Not forgetting Jack
by Doug Brodie
I wrote last week about Jack Welch’s thoughts when he felt he might be dying from a heart attack, and his summary was ‘Damn, I didn’t spend enough’. He followed up the comment by saying to the interviewer that he swore from then that he’d never again buy a bottle of wine for less than $100.
Spending money – your retirement money – starts off being a science and then moves to the emotional, that’s why we have this odd sounding anomalous science called behavioural economics. Morgan Housel writes that how people invest money is hidden, not visible, but how it is spent is the opposite and that may be more insightful.
Money is a utility, it’s for a purpose; if it is simply stored, it does nothing for you, your family or society, it is literally a waste of space. With money we buy safety and security – we buy clothing, housing and food. Once that’s done, we then start branching out into luxuries – and that tends to come when we have discovered how to work to take home more money than we need for those three basic needs.

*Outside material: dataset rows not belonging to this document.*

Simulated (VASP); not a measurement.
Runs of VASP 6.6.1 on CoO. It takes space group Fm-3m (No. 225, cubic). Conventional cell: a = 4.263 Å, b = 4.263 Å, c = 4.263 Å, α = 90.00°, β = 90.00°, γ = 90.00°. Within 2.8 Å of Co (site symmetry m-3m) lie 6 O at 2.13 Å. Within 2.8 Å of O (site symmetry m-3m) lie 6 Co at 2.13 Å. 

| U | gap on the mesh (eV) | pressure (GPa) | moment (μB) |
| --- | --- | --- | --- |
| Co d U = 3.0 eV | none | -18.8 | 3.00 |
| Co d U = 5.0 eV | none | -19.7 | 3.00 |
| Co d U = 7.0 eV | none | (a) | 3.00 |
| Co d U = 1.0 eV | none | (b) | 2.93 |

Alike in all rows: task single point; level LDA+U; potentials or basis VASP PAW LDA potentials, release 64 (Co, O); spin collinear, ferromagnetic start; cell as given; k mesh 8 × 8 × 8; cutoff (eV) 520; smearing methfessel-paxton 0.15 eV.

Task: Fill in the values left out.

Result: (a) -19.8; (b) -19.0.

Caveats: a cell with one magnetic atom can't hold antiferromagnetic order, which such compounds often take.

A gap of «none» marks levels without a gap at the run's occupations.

Yasmine Alibhai-Brown tells a great story of her family living in a reception camp in 1972, having been kicked out of Uganda by Idi Amin. She noted an older male relative sitting with other older men, all laughing. She asked why and they said they had just been told that “..in Britain they close their shops at 5pm, so soon we will be rich here”.
Similar to Jack Welch’s position, we have many clients who have more money than ‘needed’, though I’ve yet to hear anyone suggest upping the price of the wine they buy as a solution to IHT liabilities. Having worked with many folk over the years in wading through this problem, we find that many from the age of 65-ish are concerned about IHT but it is not till people are in their late 70’s. early 80’s that they actually start to do something about it.
The reason is simple and emotional: we spend our life working, earning and building our assets and the way to get rid of IHT is by giving away those assets. Well the time has to be right, because what’s the point of working to accrue wealth if it has to be given away when the account is proverbially full?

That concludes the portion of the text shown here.